PPP lifetime, currently the UK’s largest long term care specialist insurer, plans to become the main provider of products for other companies to sell under their own brand.
Director and actuary Peter Gatenby said: “While we are presently the leading provider, the market is still small and in the future we are likely to be selling long term care products through other insurance companies. We can only work with so many IFAs, which means we cannot be the main distributor, but we will be the main manufacturer. This is similar to the `Intel inside’ concept.”
PPP lifetime currently provides branded products for Allied Dunbar and Irish Life International. It also provides care support services for Scottish Widows which recently entered the market.
Key to PPP lifetime’s proposition for other companies is its care support service. “We have set up a complete care package including counselling. Long term care needs to be far more than just a financial transaction,” said Gatenby.
He added that care support staff were totally independent from PPP lifetime’s claims department. “If it is decided a claim is payable then our care support staff will then sort out the nursing home arrangements or put together a package for the claimant to stay at home, including installing adaptations in their property,” he said.
Gatenby added PPP lifetime was now the leader in claims experience. He said the insurer had paid out over 200 claims.
He commented PPP lifetime wanted to establish a name for fair play in claims handling: “We will pay out when some people are not fully failing the Activities of Daily Living. Normally a claimant is required to fail three out of six, but we will often pay if the policyholder has problems with two.”
PPP lifetime recently launched a new long term care policy, Asset Access, which is reviewed on page 21.
·The Royal Commission to look into long term care will be chaired by Sir Stewart Sutherland, principal and vice-chairman of Edinburgh University.

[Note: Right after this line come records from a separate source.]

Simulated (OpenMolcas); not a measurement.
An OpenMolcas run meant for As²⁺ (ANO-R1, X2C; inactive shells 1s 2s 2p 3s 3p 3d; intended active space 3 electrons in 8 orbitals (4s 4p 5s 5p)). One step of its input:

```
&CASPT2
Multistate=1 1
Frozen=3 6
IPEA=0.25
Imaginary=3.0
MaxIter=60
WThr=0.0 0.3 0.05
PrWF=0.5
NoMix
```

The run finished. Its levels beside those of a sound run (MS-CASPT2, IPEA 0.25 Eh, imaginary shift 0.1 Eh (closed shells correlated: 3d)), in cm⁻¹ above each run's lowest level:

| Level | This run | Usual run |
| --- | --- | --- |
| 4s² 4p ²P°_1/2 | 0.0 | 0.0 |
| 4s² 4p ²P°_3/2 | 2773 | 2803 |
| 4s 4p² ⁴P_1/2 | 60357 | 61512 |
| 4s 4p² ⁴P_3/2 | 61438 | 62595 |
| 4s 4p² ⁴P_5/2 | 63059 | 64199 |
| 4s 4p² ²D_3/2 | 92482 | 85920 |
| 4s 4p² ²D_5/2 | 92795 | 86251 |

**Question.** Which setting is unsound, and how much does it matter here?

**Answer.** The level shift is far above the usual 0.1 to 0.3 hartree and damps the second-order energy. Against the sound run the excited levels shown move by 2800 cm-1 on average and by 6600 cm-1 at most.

It will examine the short and long term options for a sustainable system of funding long term care for elderly people.
It has been asked to recommend within 12 months how the cost for care should be shared between public funds and individuals.
The full membership includes people with knowledge of the public and independent sectors, health and social care, housing, finance, and consumer affairs. Members representing insurance companies are Joel Joffe, a lawyer and founding director of Allied Dunbar and Sir Nicholas Goodison, former chairman of the Stock Exchange and deputy chairman of the Lloyds TSB group.
Health Secretary, Frank Dobson said: “Sir Stewart will bring a dynamic and problem-solving approach to the question of how society and individuals should share the cost of long term care for the elderly.” Sutherland said: “The commission has a complex and demanding time ahead. We will look for practical answers.”